Revulytics Blog

MongoDB Performance Pitfalls - Behind The Scenes

November 5, 2012


At Trackerbird, we have been using MongoDB to store and process real-time software analytics data for over 18 months. During this period, we have learnt a lot with regards to potential pitfalls when it comes to MongoDB performance. If you had to follow blog articles about big data and read some people's experiences on the topic, you might be led to believe that moving from RDBMS to NoSQL databases will solve ALL your performance issues, your database will magically start running tens of times faster, and you'll suddenly be able to start building real-time reports from raw data that you could only dream about when using traditional methods. Well, not so fast...

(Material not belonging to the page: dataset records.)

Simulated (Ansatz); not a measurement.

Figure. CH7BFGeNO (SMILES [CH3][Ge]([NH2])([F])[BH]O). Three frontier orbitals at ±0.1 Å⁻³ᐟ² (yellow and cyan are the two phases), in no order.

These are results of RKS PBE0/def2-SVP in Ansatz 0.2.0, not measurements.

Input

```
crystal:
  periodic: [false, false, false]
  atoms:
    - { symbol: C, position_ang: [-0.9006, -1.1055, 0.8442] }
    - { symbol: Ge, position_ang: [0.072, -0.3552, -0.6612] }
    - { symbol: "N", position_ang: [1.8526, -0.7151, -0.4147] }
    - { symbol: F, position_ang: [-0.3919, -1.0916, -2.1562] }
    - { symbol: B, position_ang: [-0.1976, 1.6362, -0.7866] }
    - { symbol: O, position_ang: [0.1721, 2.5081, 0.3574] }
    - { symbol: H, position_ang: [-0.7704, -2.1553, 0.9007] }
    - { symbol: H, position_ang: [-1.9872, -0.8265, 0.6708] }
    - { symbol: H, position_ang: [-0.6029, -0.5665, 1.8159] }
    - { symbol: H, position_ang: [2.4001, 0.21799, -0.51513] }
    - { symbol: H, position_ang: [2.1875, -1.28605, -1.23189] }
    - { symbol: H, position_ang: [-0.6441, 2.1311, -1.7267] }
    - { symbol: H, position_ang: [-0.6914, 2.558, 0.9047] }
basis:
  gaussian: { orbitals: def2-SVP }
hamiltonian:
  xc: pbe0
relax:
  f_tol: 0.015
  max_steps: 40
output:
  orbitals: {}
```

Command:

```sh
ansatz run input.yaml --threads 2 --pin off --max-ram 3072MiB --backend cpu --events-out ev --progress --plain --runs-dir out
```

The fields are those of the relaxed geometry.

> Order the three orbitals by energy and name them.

Migrating from RDBMS to Document Databases

First thing you need to understand when choosing MongoDB or any other document-oriented database over a traditional RDBMS is that they are totally different beasts when it comes to how data is stored and accessed. To start with, you have to forget everything you know about SQL as this is simply not used in MongoDB. You probably knew that already given such database systems are sometimes referred-to as NoSQL. Secondly, forget about normalizing data and joining the tables later on. In MongoDB there are no JOINs so you need to start thinking about documents and collections of documents instead of tables, records and fields. Thirdly, queries are as efficient as you make them. Don't expect the DBMS to optimize the query for you. You have to think about the most efficient method to build your queries... sometimes to the extent of specifying which index to use!

Memory Consumption

If you were thinking traditional databases are a memory hog, think again because you are about to enter a new world where no amount of RAM is ever enough! One thing that makes MongoDB the performer that it is, is the fact that it tries to put everything in RAM. It does this by mapping all the data into RAM and then leaving the task of managing the memory to the OS. The idea behind this is that a huge amount of effort has been done on memory managers for operating systems and that such amount effort cannot be easily replicated when developing a DBMS. That argument does have its merits, however the fact that MongoDB tries to put all its data in RAM means that you'll be needing lots of it! At the very least, you need enough RAM to hold all the database indexes because if you need to access the hard drive just to access the index, IO performance bottlenecks will simply trash your speed expectations. This is explained in further detail in the MongoDB manual.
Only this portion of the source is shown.